Mayor Tom Henry has sent a letter to Fort Wayne City Council members saying he won't sign the campaign finance ordinance council passed recently because of concerns about its legality. Saying he supports their intent, Henry asked council members to rework the ordinance to make it legal. (News-Sentinel.com file photo)

Mayor Tom Henry has sent a letter to Fort Wayne City Council members saying he won't sign the campaign finance ordinance council passed recently because of concerns about its legality. Saying he supports their intent, Henry asked council members to rework the ordinance to make it legal. (News-Sentinel.com file photo)

While he agrees campaign finance rules need to be addressed, Mayor Tom Henry sent a letter to Fort Wayne City Council members Thursday saying he is declining to sign their recently passed campaign finance ordinance because he believes it violates state and federal law.

“However, since I do agree something needs to be done to make the campaign donation process more transparent, I would prefer to return the ordinance to you, unsigned, for further discussion, debate and modification,” Henry said in a copy of the letter provided to news media.

“Therefore, I am formally requesting you revisit the ordinance, make the appropriate adjustments and return the proposed statute to me for further examination,” the letter said. “Again, I support the intent but struggle with the legality and enforcement components of the ordinance.”

In a 6-2 vote, City Council gave final approval Nov. 28 to ordinance G-17-11-12, which would allow firms doing business with the city to donate no more than $2,000 to any one candidate.

In his letter, Henry said the ordinance “seems to be flawed in several specific areas”:

“It sets campaign finance limits as a condition for contracting eligibility that do not exist in state law.”

“It sets contribution limits for contract eligibility on business entities that state law does not limit.”

“It restricts campaign finance activities in ways state law does not.”

“It imposes campaign finance reporting requirements inconsistent with state law.”

“It is a violation of the free speech and association rights of candidates and donors, especially for spouses and children of business owners who are not themselves seeking office.”

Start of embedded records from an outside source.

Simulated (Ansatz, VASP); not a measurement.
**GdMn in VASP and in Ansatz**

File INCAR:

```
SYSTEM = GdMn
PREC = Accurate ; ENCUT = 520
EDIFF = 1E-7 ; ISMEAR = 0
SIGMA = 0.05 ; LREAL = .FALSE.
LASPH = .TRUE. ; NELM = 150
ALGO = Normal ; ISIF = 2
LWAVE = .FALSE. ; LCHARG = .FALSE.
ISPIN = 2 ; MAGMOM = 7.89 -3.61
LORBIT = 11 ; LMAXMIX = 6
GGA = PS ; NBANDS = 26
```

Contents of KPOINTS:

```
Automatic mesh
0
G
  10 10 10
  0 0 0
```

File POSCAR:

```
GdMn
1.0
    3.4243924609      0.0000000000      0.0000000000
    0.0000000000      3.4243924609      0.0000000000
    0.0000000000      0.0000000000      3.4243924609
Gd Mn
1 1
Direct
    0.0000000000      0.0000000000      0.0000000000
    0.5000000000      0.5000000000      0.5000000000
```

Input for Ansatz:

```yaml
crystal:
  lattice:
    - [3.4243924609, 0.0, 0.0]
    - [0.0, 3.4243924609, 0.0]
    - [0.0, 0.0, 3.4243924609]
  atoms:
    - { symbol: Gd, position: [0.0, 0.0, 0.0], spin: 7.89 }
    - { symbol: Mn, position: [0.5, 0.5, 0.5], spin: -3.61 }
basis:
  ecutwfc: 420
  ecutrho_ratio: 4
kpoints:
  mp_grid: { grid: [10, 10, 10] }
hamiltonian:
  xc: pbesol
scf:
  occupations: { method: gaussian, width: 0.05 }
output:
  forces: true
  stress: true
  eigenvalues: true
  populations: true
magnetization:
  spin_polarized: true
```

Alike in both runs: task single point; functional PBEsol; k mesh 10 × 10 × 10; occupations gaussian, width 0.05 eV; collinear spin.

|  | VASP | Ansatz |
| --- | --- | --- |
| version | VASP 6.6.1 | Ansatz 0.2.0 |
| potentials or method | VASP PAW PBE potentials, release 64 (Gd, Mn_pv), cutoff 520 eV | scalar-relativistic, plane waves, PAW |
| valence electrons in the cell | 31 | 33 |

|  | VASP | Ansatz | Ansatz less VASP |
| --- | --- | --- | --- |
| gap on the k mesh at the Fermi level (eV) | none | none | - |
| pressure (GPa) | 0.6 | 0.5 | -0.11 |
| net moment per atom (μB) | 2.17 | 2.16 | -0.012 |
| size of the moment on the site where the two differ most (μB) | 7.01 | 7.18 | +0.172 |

With the letter, Henry said he included for council members the legal opinions on the ordinance from four leading law firms in Indiana, which all found problems with it.

“One of my biggest concerns is that, at a minimum, the ordinance could be challenged in court for a determination that the city exceeded its authority under both the state Home Rule Act and the U.S. Constitution,” Henry said in the letter.

A legal challenge could force the city to pay for its own defense, and possibly pay damages and attorney’s fees to the person or organization filing the lawsuit if the city lost the case in federal court, the letter said.

By returning the ordinance unsigned, Henry said he activated a “veto by operation of law,” so city council members now must decide whether to rework the ordinance or to override the veto and risk legal action against the city.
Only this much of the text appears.